Wendell Berry’s sobering description of the “ideal consumer” is a mirror that provides clear and precise reflection of our affliction. We, western consumers, are easily manipulated. That, and we’re addicted to the purchase.
I’d like to challenge you to a little experiment. Take the Wendell Berry quote with you and go pick up something you’ve purchased recently. Touch it. Handle it. What was the motivation for buying that? Does it spark joy? How long before this item finds itself in a box in your garage? Go to your garage and look at the things you have stored there. Do you remember why you bought them?
I realize I’m getting a bit preachy. So I’ll stop. However, today is “Black Friday Eve.” Black Friday to me is the most vulgar of our American Holidays. It’s unbridled and unapologetic consumption. The picture above was taken at our local Kmart. Two weeks before Thanksgiving, taking up huge amounts of valuable shelf space in the “holiday section” are rows and stacks of storage bins. The irony is obvious. Lets buy some bins to store the crap we bought before so we can make room for some new crap that we’ll need to store next year to make room for still more crap. I’ve heard so many people complaining about the stores decorating for Christmas before Halloween, completely skipping Thanksgiving. I don’t think retailers do this is because they are evil people with a corrupted agenda. It seems that we all are skipping Thanksgiving. The stores are only giving us what we think we want.
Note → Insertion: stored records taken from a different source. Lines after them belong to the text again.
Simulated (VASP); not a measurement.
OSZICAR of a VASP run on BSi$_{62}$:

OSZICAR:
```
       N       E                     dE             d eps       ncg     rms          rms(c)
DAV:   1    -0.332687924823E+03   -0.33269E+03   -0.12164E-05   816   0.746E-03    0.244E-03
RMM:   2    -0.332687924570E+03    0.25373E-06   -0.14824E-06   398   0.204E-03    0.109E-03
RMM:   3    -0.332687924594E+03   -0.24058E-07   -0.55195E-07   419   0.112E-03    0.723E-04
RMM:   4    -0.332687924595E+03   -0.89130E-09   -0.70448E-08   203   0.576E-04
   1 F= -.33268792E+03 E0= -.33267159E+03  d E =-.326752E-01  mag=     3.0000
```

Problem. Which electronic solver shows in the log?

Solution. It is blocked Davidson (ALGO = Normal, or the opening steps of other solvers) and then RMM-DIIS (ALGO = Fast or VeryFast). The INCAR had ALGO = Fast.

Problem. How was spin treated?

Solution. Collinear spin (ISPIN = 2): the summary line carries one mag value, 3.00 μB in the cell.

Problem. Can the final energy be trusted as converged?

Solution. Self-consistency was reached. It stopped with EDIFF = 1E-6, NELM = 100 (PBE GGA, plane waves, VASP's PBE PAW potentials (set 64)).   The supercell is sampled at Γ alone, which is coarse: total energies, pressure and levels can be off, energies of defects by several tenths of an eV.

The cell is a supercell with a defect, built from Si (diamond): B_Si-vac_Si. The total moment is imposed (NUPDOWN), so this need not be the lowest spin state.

Today is actually Thanksgiving. A day we’ve set aside for giving thanks. Gratitude. I’m particularly thankful for family today. My gang all slept under my roof last night. Other extended family are here for the holiday weekend to share food and memories and create new ones. Others extended family members will be gathering around other tables doing the same. There is much to be thankful for. I wish all of you a joyous and very Happy Thanksgiving. I hope you will be able to spend it with people you love.
And about this Black Friday thing looming tomorrow. Skip it. Extend your Thanksgiving. And when you do go out shopping this Christmas, enjoy it! (But stick a copy of that Wendell Berry quote in your pocket before you go…and maybe a picture of your garage.)
I’ve rebooted this blog so many times. (One attempt was this post.) I started Jon Acuff’s latest book, “Do Over: Rescue Monday, Reinvent Your Work, and Never Get Stuck ” the other day. I went all in…pre-ordered…received the free e-books, the Do Over sticker, and the signed book plate. It was going to happen. And then…
I had to actually write something. Something people would actually see. Yeah…I know. It seemed a little pretentious to me too. That’s why 10 days into my “10 Day Do Over Challenge”, I’m ironically stuck on day 3: Reach Out. The task was to send a quick email to someone asking them to check in with me in 10 days to see how my “do over” was coming. I sent that little note to my nephew and proceeded to NOT proceed. I got my nephew’s check-in email yesterday. He did his part! But Uncle Mike is still floundering.
I last posted in this blog over a year ago. The post was about my second Facebook Fast for Lent 2014. That fast actually only lasted a matter of days. However, my undeclared “fast” from writing in my blog was fabulously successful. What developed during ensuing months was a fear of writing my thoughts down anywhere someone could actually read them. I’ve filled a notebook or so with words. But I wasn’t going to be posting anything.
But, Jared has held me accountable. I’m going to start posting again. I’m not sure yet what I’ll be writing about. The writing muscle has atrophied a bit…sort of noodle like. And, confidence, that most effective of motivators, its pretty much gone as well. Limp writing muscles and empty confidence tank…not the best way to start a “do over.” But…I posted the damn picture Acuff instructed me to post in his damn “Do Over Book”. I’m about to click the pretentious little “publish” button at the bottom of this page. (My blog muscle is sore but there are some fumes in the confidence tank. We’ll see how this goes.)
In her Acknowledgments at the end of Christianity After Religion: The End of Church and the Birth of a New Spiritual Awakening, Diana Butler Bass says, “These pages are my long-considered answers to questions a book and a teacher raised during my senior year in college.” Christianity After Religion is one of those books that took me a long time to read. Not because it was difficult, but because it required me to look at questions that have lingered around my faith and life for years.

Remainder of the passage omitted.